Observability¶

Portal exposes Prometheus metrics, a health probe, and a readiness probe. The full metric list is in ../reference/metrics.md (parallel author) and the source of truth is internal/sink/prometheus/sink.go.

Endpoints¶

:9090/metrics — Prometheus exposition (default port; configurable via --metrics-addr).
:9090/healthz — liveness; returns 200 unconditionally while the process is alive.
:9090/readyz — readiness; returns 503 when Portal believes itself unable to serve admission correctly.

The HTTP server listens on the metrics address only — :8443 (default) is the admission TLS port, which serves the webhook handler and nothing else.

What `/readyz` actually checks¶

readyz flips to 503 when the admission handler's error ring buffer is more than 50% errors over the last 100 requests (internal/admission/handler.go — errorRing.record). The ring is sticky once tripped; readiness recovers when subsequent successes drop the error ratio below 50%.

This means a freshly-started Portal whose first 10 requests all fail will return 200 from /readyz (the buffer isn't yet full); behaviour stabilises once 100 requests have flowed.

Metrics¶

Eight Portal-specific metrics, registered at package init via promauto:

Metric	Type	Labels	Emits when
`portal_admission_requests_total`	counter	`decision` (`allow`/`deny`/`warn`/`dryrun`/`bypass`/`error`)	every admission webhook request
`portal_admission_latency_seconds`	histogram	—	every admission request, end-to-end
`portal_admission_bypass_total`	counter	`namespace`	a request was short-circuited via `portal.io/bypass=true`
`portal_audit_violations`	counter	`rule`, `severity`, `gvk`	the audit loop produces a violation
`portal_audit_watch_reconnects_total`	counter	—	an informer reconnect (`SetWatchErrorHandler` callback)
`portal_actions_total`	counter	`action`, `result` (`ok`/`error`/`skipped`/`ratelimited`/`dropped`)	an action executes (or is suppressed)
`portal_np_findings`	counter	`check` (e.g. `np.default-deny-missing`)	NetworkPolicy analyser produces a finding
`portal_lookup_cycle_suppressed_total`	counter	—	the dep-index re-eval budget capped a rule×object pair

Plus standard Go runtime metrics (go_*, process_*) from promhttp.Handler().

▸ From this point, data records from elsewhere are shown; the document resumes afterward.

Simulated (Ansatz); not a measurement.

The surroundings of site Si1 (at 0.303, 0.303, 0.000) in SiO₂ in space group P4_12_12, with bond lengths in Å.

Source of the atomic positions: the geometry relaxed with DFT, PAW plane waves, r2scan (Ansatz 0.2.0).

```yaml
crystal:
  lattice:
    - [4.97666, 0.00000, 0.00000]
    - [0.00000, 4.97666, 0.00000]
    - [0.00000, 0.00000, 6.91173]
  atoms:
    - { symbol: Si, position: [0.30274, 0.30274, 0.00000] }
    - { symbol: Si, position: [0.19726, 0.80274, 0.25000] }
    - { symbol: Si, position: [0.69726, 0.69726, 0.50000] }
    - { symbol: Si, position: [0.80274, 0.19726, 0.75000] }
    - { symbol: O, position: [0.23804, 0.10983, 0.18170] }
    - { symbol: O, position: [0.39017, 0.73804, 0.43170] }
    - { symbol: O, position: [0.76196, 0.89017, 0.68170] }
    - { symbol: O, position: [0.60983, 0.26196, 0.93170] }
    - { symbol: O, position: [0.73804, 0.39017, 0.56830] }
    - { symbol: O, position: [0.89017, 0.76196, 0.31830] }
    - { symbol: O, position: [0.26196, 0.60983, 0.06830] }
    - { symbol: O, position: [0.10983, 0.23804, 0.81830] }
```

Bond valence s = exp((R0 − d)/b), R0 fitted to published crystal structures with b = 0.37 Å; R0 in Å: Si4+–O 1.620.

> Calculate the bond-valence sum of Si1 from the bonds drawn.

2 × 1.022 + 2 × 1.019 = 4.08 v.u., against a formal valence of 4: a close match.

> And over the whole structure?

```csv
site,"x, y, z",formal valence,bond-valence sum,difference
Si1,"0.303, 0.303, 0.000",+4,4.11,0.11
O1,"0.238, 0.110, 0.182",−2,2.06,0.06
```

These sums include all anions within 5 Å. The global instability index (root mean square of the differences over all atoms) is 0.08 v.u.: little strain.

Recommended Prometheus alerts¶

These are starting points; adjust thresholds to your environment.

groups:
- name: portal
  rules:
  - alert: PortalDenyDecisionsObserved
    expr: |
      sum(rate(portal_admission_requests_total{decision="deny"}[5m])) > 0
    for: 5m
    labels: { severity: info }
    annotations:
      summary: Portal is denying admission requests (informational)
      description: |
        Confirms Portal is actively enforcing. Investigate when sustained,
        especially in unexpected namespaces.

  - alert: PortalDenyRateHigh
    expr: |
      sum(rate(portal_admission_requests_total{decision="deny"}[5m])) > 0.5
    for: 10m
    labels: { severity: warning }
    annotations:
      summary: Sustained high deny rate from Portal
      description: |
        Either a real attack/misconfiguration storm, or a rule is too broad.

  - alert: PortalWatchReconnectStorm
    expr: |
      rate(portal_audit_watch_reconnects_total[5m]) > 0.1
    for: 5m
    labels: { severity: warning }
    annotations:
      summary: Portal audit informers are reconnecting frequently
      description: |
        Likely apiserver health or network instability. Cross-check
        kube-apiserver own metrics.

  - alert: PortalActionsFailing
    expr: |
      sum(rate(portal_actions_total{result=~"error|dropped"}[5m])) > 0
    for: 10m
    labels: { severity: warning }
    annotations:
      summary: Portal actions are erroring or being dropped
      description: |
        result=error: action.Execute returned non-nil — check logs.
        result=dropped: dispatcher queue saturated — raise WorkerPoolSize.

  - alert: PortalAdmissionLatencyHigh
    expr: |
      histogram_quantile(0.99,
        sum(rate(portal_admission_latency_seconds_bucket[5m])) by (le)) > 0.5
    for: 10m
    labels: { severity: warning }
    annotations:
      summary: Portal admission p99 latency is approaching the timeout
      description: |
        Webhook timeoutSeconds defaults to 5s. Sustained > 500ms p99 is the
        warning zone — investigate rule complexity / CPU throttling.

  - alert: PortalBypassUsed
    expr: |
      sum(rate(portal_admission_bypass_total[5m])) > 0
    for: 0m
    labels: { severity: warning }
    annotations:
      summary: Portal admission bypass was used
      description: |
        A namespace carrying portal.io/bypass=true short-circuited the webhook.
        This is a break-glass control — confirm the operator intended it.

ServiceMonitor¶

deploy/helm/portal/templates/servicemonitor.yaml ships a Prometheus Operator ServiceMonitor resource gated by serviceMonitor.enabled. Set serviceMonitor.labels.release: <kube-prometheus-stack-release> so the operator picks it up.

Dashboard suggestions¶

There is no shipped Grafana dashboard in v1. A useful starter panel set:

Stacked decision rate (deny / warn / dryrun / allow / bypass).
p50 / p95 / p99 admission latency.
Action engine: rate by result (one panel) + rate by action (a second).
Watch reconnects vs cluster size — a healthy cluster sees occasional reconnects, not a sustained rate.
PolicyReport CR count by namespace (from a kube_customresource_* exporter) — useful for tracking enforcement coverage.